On Fri, 8 Sep 2017, Nikhil Agarwal wrote:
> On 7 September 2017 at 14:09, Peltonen, Janne (Nokia - FI/Espoo)
> <[email protected]> wrote:> 
> > Bill Fischofer wrote:
> > >                  if (odp_ipsec_result(&ipsec_res, pkt) < 0) { /* Stale
> > > event, discard */
> 
> > There is a race condition here if the idea is that calling
> > odp_ipsec_sa_disable() (or destroy()) marks the SA stale to prevent
> > further processing for that SA in the result event handling.
> 
> > Maybe the odp_ipsec_result() succeeds but the SA becomes stale
> > right after that, before rest of the processing is done.
> 
> Same race condition exist in the proposed API when one thread received the 
> last
> packet of SA and still process it while the other thread on receiving disable
> event destroy the SA, application will always need to synchronize its own
> thread.

There is no race in the API, only in incorrect use of it. As I explained,
synchronization is needed even with the disable event and it can be
easily done using an ordered lock that ensures that other event handling
threads are finished processing the SA (they have released the queue
context through another call to schedule or explicitly). So the event
handler for the disable event can destroy the SA safely without any race
if it uses an ordered lock (or if the SA queue is atomic).

I wrote a piece of pseudocode about this in my reply, maybe you missed it.

> 
> Let me reiterate the solution we discussed yesterday. After the SA is disabled
> successfully, implementations will stop enqueuing any more events from that SA
> and any call to odp_ipsec_result will indicate that SA is disabled.(SA Entry 
> is
> still valid though). Application may choose to synchronize its database and
> process that packet or may drop it. Then it will call odp_ipsec_sa_destroy 
> which
> will delete the SA and any further call to odp_ipsec_result pertaining to that
> SA will result in invalid event. Hope this resolves the issue.

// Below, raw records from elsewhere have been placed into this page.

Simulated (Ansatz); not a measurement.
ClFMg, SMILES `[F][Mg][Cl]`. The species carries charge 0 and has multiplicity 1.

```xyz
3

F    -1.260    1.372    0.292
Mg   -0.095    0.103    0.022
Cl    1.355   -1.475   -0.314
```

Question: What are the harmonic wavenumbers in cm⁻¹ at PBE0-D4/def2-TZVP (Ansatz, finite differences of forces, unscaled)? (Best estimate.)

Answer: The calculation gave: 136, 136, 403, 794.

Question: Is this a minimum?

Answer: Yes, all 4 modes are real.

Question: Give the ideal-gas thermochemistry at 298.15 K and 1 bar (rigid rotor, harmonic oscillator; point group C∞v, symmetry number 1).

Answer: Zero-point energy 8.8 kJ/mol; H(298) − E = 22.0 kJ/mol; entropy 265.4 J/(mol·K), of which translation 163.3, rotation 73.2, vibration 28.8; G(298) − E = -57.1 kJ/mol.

That clarifies the API you are proposing but not how you intend it to
be used. It is easy to say that an application just should do whatever
synchronization is necessary.

That said, I think your proposal could be made to work from application
perspective, but with some inconvenience:

After the packet event handler checks (for every IPsec packet event)
that the event is not stale, it has to prevent odp_ipsec_sa_destroy()
from being called in any other thread until it no longer uses the SA.
While this could be done e.g. using an RCU based or epoch based
synchronization scheme to delay the destroy() just long enough, it
may perhaps not be easy for all application authors to do so since
ODP does not really provide anything than the basic atomics for that.

The disable completion event is, IMHO, cleaner for ODP API. It is
not clear to me if it is impossible to provide it or merely difficult.